From: email@example.com [mailto:firstname.lastname@example.org]On
Behalf Of Bernard Robertson-Dunn
Sent: Friday, 2 June 2000 10:01
Subject: Re: [LINK] Re: [Oz-ISP] Unethical feral govt
Re: Auditor warns on money-raising loophole
This is John Fahey's response to the Auditor General's report. Basically it
comes down to "the opposition are hypocritical because they did nothing to
fix the system - we'll now have a look at it and fix it in our way by
telling departments to get it right in the future".
I'm getting more and more cynical about this government.
My understanding of how the government is supposed to work is this:
There are individual departments that administer specific programs. There
are a few departments with "whole of government" responsibilities ie PM&C,
Treasury and DoFA. DAS was one when it existed but was abolished in a fit
of revenge by Fahey over the travel rorts affair.
Treasury's only role is to collect as much money as it can so that the rest
of government can spend it.
PM&C is mainly the Prime Minister's office and is concerned with political
matters rather than public administration.
That leaves DoFA to manage the public service, but they are busy downsizing
and outsourcing themselves.
It would seem that the role of DoFA to improve the quality of financial
management of program departments is being reduced. In the area of IT,
departments are being forced to sell their IT infrastructure and bind them
into contractual arrangements with private sector organisations - so much
for a "whole of government" approach.
Could some of our public sector lurkers please tell me I have got this
BTW, has anyone heard anything about a Federal General election later on
this year, after the Olympics and before the GST bites too deeply?
Minister for Finance and Administration
THE HON JOHN FAHEY MP
AUDITOR-GENERAL'S REPORT WELCOMED
I welcome the Commonwealth Foreign Exchange Risk Management Practises
Report by the Auditor-General, tabled in Parliament yesterday.

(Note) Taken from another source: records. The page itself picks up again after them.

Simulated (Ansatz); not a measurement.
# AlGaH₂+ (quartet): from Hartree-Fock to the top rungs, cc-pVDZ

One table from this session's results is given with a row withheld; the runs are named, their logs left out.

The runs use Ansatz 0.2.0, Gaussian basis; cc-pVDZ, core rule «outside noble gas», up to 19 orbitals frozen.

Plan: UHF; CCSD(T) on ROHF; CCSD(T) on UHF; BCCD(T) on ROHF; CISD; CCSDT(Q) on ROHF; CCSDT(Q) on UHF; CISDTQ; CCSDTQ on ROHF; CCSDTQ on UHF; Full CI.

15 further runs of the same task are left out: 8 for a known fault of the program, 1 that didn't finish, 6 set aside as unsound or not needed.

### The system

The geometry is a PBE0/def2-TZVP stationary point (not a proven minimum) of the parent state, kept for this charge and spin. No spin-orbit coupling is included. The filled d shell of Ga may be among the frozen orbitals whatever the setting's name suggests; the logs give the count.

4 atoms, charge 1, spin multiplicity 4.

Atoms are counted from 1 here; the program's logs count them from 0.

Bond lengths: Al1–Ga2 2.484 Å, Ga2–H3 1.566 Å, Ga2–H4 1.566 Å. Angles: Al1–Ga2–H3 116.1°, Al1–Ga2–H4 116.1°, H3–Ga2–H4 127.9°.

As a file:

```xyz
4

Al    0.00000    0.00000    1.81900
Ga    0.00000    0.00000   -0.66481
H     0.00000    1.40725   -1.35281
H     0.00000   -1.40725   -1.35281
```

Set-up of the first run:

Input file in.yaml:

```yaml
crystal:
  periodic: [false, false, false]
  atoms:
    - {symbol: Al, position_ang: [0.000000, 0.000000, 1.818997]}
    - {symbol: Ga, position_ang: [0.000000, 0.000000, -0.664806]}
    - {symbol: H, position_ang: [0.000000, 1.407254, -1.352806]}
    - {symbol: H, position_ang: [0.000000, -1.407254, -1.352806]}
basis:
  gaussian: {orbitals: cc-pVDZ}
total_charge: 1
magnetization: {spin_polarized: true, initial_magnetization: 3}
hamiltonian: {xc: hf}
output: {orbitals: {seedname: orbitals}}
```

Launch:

I believe the report is timely and points out that for many years we had a
system of foreign exchange management risk which was simply a case of
acquiring foreign currency through the Reserve Bank when it was needed.
It was a regime which reigned for the first 99 years of Commonwealth
Government and was unchanged in Labor's days.
The Howard Government implemented the Financial Management and
Accountability Act 1997 (FMA), which makes it clear to all agencies that
they are responsible for the management of day to day matters and are
responsible for the management of associated finances.
Following on from that Act a circular (1999/01) was also given to all
agencies, effective from 1 July 1999, placing responsibility upon all
agencies to manage foreign exchange transactions and risk. There is also an
obligation on those agencies to get advice from the Reserve Bank and the
flexibility to seek advice elsewhere.
Illustrating Labor's confusion in criticising the recent reforms, Labor
acknowledged in a press conference today that it did nothing to improve the
process in its time. In answer to the question 'Did Labor operate under the
supplementation system in relation to Defence?' the Opposition spokesperson
for Defence said, "The exchange rate processes at the time were managed in
accordance with the procedures at the time."
Yet the Opposition spokesperson for Finance admitted the FMA Act
implemented by the Howard Government "imposes more stringent obligations on
individual agencies" and allows agencies "to prepare for those difficulties
and to ensure that they are covered."
So it is no longer a case of acquiring foreign currency when you need it
but for each agency to manage the process properly, which includes getting
the appropriate advice from the Reserve Bank or other experts, in line with
In regard to the Auditor-General's comments relating to the centralising of
strategic foreign exchange advice, both the Department of Finance and
Administration and the Department of Treasury have indicated this will be
considered. Both the Treasurer and I will examine that recommendation
Thursday, 1 June 2000
Too bad that all the people who really know how to run the country are
busy driving taxi cabs and cutting hair.